These last three items go to the issue of competition for the library, recognizing that competition, and attempting to do something about it. Everyone in the community should feel like the library exists for them, but they won’t if you don’t reach out. You can’t wait for them to find you! The competition is just too stiff, and the potential negative consequences of waiting are just too great.

Commit to Your Plan

To be effective with any marketing plan, you must make a commitment to follow through. Part of the process is to determine how much time each activity will take, and which of your staff members has the expertise or time to take on the project.

If your plan calls for someone to receive training to perform one aspect of the plan, it is unrealistic to eliminate the training because of time or fiscal constraints and still expect the person to complete that part of the plan. You also need to make such eliminations carefully because depending on how your plan is structured, it may negatively impact activities scheduled later in the year.

This aspect of the implementation process can be a challenge because you are constantly faced with issues that must be addressed. There are too many demands on your time and resources, and things will have to be modified. But that is the power of the marketing plan. If you follow it, you will have a process for making sound decisions that keep you on track.

Purpose is Critical

It’s important to remember that your focus should not be on what elements you include in your marketing plan -- the activities or efforts in which you expect to engage -- but rather that you have a purpose that drives everything and a plan that guides you through the year.

Acting randomly outside of your plan may not have negative consequences, but it may limit your effectiveness, waste a limited media opportunity, and waste valuable staff time and library resources.
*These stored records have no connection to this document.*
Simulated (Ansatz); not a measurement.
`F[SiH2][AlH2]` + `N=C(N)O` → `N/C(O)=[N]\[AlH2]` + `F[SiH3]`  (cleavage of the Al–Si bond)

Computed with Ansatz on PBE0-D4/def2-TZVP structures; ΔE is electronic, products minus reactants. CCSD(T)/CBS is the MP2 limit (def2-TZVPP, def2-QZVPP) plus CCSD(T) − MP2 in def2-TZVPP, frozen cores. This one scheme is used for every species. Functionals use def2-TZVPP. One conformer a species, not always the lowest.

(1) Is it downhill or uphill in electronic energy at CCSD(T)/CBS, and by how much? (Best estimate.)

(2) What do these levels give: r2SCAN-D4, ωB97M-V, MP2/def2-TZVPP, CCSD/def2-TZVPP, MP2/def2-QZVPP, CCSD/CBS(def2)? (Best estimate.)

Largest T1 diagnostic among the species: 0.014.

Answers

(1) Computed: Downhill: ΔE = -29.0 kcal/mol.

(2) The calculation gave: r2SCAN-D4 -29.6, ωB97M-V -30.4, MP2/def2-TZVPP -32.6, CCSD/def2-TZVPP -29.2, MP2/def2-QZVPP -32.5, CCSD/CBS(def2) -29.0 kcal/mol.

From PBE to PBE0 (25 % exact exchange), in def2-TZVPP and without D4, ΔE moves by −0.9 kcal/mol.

There really are no good or bad elements because every library is unique. You each have your own relationships with patrons, community groups, business groups, and local media, and you must work within the constraints you already understand.

By having a plan, however, you can be better prepared to start pushing the envelope and become more proactive in your marketing efforts. The marketing plan is the vehicle that can help you move toward a predetermined goal, primarily because it is a tool that can help increase public support for the library on a continuous basis.

You want to keep the library and its resources and programs in front of patrons, reminding them that it’s there for their benefit. This concept is critical because when people recognize that the library benefits them, you have made significant progress.

Another goal of your marketing plan implementation is to make it easier for your local media to cover your library’s programs, events, and other news. By taking the time to better understand their needs and wants, and what they’ve covered in the past, you’ll be more effective in the future. If they know the library schedules programs that make good stories, and you organize them in a way that makes them easy to cover, you're sure to get future news coverage.

To help you be more media friendly in your event planning, there are several checklists available in our Online PR Toolkit.

But remember, don’t send everything to the media. Don’t ask them to cover every event or program you host or sponsor. You need to pick and choose, which helps them know what is important. If you announce a 9 a.m. start time, begin on time. Otherwise, you’re wasting the media’s time. Don’t ask newspapers to take photos they won’t use, like group shots of everyone that attended a program.

If you do these things well, your local media will know that when you call they will get a good story with minimal effort. That’s how it works!


The primary reason for marketing your library is to build support, and you can’t do that effectively by continuing to do only what has worked in the past, or reaching out only to those who already value and use to the library. You’re looking to expand your patron base and give more people reasons to turn to the library.

And remember, be flexible. Deviating from your marketing plan when circumstances dictate is not a sign of failure on your part, or an indication that you didn’t plan properly. It happens, so just move on and get back to your plan as quickly as you can. If you’ve done a good job planning, you’ll at least have a better handle on what resources you have available to deal with the unexpected situation.

In the end it will make you a more dynamic organization. The marketing plan is the tool that can help you get a handle on this challenge because it allows you to be proactive.